New York wants to allow cops access to cell phones after crashes

Look out drivers: A New York assemblyman wants cops to be able to look at your phones to see if you’ve been texting while driving after an accident. Assemblyman Felix Ortiz tells The New York Times his Textalyzer bill would put the fear of, well, the state in the minds of drivers if they get a text whilst behind the wheel.

“We need something on the books where people’s behavior can change,” said Mr. Ortiz, who pushed for the state’s 2001 ban on hand-held devices by drivers. If the Textalyzer bill becomes law, he said, “people are going to be more afraid to put their hands on the cellphone.”

Here’s NYT’s description of what the Textalyzer would do.

It would work like this: An officer arriving at the scene of a crash could ask for the phones of any drivers involved and use the Textalyzer to tap into the operating system to check for recent activity.

The technology could determine whether a driver had used the phone to text, email or do anything else that is forbidden under New York’s hands-free driving laws, which prohibit drivers from holding phones to their ear. Failure to hand over a phone could lead to the suspension of a driver’s license, similar to the consequences for refusing a Breathalyzer.

My first response to this is, “Come back when you have a warrant.” I admit to falling prey to texting whilst driving, even though I know it’s a bad idea. Texting while driving is still a thing, even though plenty of states and municipalities have banned it, so the laws aren’t working because no one can regulate common sense. In fact, it appears texting while driving laws aren’t doing a lick of good. Indiana’s anti-texting law is unenforceable. Georgia and Wisconsin ran into the same thing in 2012. California had to do a massive crackdown in 2013 because they discovered even WITH their outright ban on texting and handheld phones, people were still doing it. So the free market took over. Via USA Today in 2013:

Several Chrysler models, including the Dodge Dart, can turn text to voice or allow drivers to read messages on dashboard screens. Drivers can respond with a few select responses, such as “I’m on my way,” says spokesman Eric Mayne. Some vehicles with higher end radios, including the Jeep Grand Cherokee and Dodge Ram 1500 pickup, can send more “free form cloud-based text messages,” Mayne says.

GM announced last month that 2013 Chevrolet Sonic and Spark vehicles with theChevrolet MyLink communications system can translate voice to text and text to voice for drivers with compatible iPhones with iOS 6. The company also plans to add 4G LTE WiFi in some 2015 models but hasn’t announced what commands will be voice-enabled.

This technology took a giant step forward last year, with Volkwagen’s new line of cars.

That’s with Google Android, but Apple has its own version called the CarPlay app. Don’t have a new car with all these bells and whistles? Good news! You can also buy receivers so you don’t have to go look at your phone while driving. It might not work with older model cars, but there are apps available which will silence text alerts. One thing I’d also like to point out is none of these articles mentioned state laws as a reason why car companies were developing this technology. It appears they (shockingly) just did it on their own because they *gasp* want to keep their customers safe and make more money!

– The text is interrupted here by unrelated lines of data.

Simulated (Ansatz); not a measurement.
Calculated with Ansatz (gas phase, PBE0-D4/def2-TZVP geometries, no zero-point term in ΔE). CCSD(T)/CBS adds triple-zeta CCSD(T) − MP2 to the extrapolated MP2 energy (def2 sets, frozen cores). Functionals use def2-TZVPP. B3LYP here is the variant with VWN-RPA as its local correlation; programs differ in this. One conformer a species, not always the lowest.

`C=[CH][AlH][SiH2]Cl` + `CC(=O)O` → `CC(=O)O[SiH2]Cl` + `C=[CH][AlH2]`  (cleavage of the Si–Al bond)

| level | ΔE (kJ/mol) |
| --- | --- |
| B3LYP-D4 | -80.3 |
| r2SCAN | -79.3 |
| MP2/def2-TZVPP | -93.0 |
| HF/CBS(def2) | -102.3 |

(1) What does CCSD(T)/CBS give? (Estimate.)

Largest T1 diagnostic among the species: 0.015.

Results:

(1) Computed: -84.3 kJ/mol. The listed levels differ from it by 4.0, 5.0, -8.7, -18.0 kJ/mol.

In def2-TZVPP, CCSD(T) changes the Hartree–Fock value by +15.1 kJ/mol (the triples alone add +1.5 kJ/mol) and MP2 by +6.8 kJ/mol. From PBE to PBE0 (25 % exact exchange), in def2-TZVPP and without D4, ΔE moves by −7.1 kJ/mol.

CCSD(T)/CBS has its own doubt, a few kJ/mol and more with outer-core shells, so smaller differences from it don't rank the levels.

The market is already making these changes, so why does the government need to get more involved in this sort of thing? Is it really about public safety or is it about power? If the government decides to do this Textalyzer, what’s to stop companies from deciding, “Fine, this technology is good enough,” instead of innovating and innovating, so we can text and drive without being distracted? It isn’t going to solve everything, obviously, but as the technology develops and companies start working together, there won’t be a need for the government to get its fingers into every pie (even if it “SAVES JUST ONE LIFE” as Ortiz’ ilk likes to scream). It’s not going to 100% solve the texting while driving issue, but as the technology gets better, driving will become more safe. The government doesn’t need to be involved in this at all. Let the free market figure keep figuring out, instead of the “ALL ENCOMPASSING STATE” getting access to my texts, calls, and emails. It’s better this way.